According to the study, this impact would have been extremely powerful, resulting in earthquakes greater than a magnitude of 6.5 and could have formed tsunamis over 900 meters high. 

For comparison, the 2022 Hunga Tonga-Hunga Ha’apai volcano eruption in Tonga was the most powerful volcanic eruption since the eruption of Krakatoa in 1883. But this asteroid impact would have been 1,000 times stronger.

This asteroid impact would have been absolutely devastating. But it would have been minuscule compared to the Chicxulub asteroid impact that killed the dinosaurs.

 

 Artistic depiction of an asteroid slamming into tropical, shallow seas of the sulfur-rich Yucatan Peninsula in what is today southeast Mexico, killing the dinosaurs. (credit: Wikimedia Commons)
Artistic depiction of an asteroid slamming into tropical, shallow seas of the sulfur-rich Yucatan Peninsula in what is today southeast Mexico, killing the dinosaurs. (credit: Wikimedia Commons)
Background: What killed the dinosaurs?

The dinosaurs ruled over the Earth for millions of years. However, this era ended in what is widely believed by scientists to have been a massive and apocalyptic asteroid impact.

This extinction event took place in what has become known as the Cretaceous-Paleogene boundary, as it separated the two eras in Earth's history.

The catastrophic collision not only wiped out the dinosaurs, but 75% of all life on Earth and may have helped create rain forests.

The exact details surrounding the asteroid in question have been fleshed out by scientists over the years. 
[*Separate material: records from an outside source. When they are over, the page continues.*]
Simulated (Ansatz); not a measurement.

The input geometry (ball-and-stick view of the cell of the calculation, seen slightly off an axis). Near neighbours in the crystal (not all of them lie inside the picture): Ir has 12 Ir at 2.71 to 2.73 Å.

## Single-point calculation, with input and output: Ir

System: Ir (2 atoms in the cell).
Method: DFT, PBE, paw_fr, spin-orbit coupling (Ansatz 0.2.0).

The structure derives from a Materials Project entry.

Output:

Scientists pinpointed exactly where this asteroid hit to the Chicxulub asteroid impact crater in Mexico's Yucatan Peninsula. They also heavily narrowed down when it would have happened, which would have been sometime during the spring.

How dangerous is an asteroid impact?

An asteroid impact is one of the most dangerous possible natural disasters that could occur.

According to research from the Davidson Institute of Science, the educational arm of Israel's Weizmann Institute of Science, an asteroid over 140 meters in diameter would release an amount of energy at least a thousand times greater than that released by the first atomic bomb if it impacted Earth.

Something even larger – over 300 meters wide like the Apophis asteroid – could destroy an entire continent. An asteroid over a kilometer wide could trigger a worldwide cataclysm.

But the Chicxulub asteroid impact was something far beyond any of that. 

The asteroid that killed the dinosaurs was estimated to be around 10-15 kilometers wide and its impact resulted in the creation of a crater 180 kilometers wide and 20 kilometers deep.

This is one of the single largest confirmed asteroid impact craters anywhere on Earth, possibly dwarfed only by the 300-kilometer-wide Vredefort impact crater in South Africa, and is one of the largest and most devastating asteroid impacts to ever happen on the Earth.

Other asteroid impacts have happened on Earth before. Some were devastating impacts, such as the Tunguska event in 1908, while others caused no damage, like when 2022 EB5 crashed into the Earth earlier in 2022. But the Chicxulub asteroid impact that killed the dinosaurs was thought to be an isolated and significant event. A lone asteroid that caused an extinction event.

Or so we thought.

 Asteroid (illustrative) (credit: SHUTTERSTOCK)
Asteroid (illustrative) (credit: SHUTTERSTOCK)
Asteroid siblings or swarms?

The Nadir impact's close proximity to the Chicxulub asteroid impact that killed the dinosaurs is notable.

The researchers were able to link the Nadir and Chicxulub impact craters because seismic data indicated the sedimentary layer the asteroid hit likely dates to the Cretaceous-Paleogene boundary. 

This isn't absolutely confirmed. Studying asteroid impact craters underwater is very difficult and a number of other issues mean that the window of time when this impact could have taken place isn't exact.

But if these preliminary studies are accurate, it presents some interesting possibilities.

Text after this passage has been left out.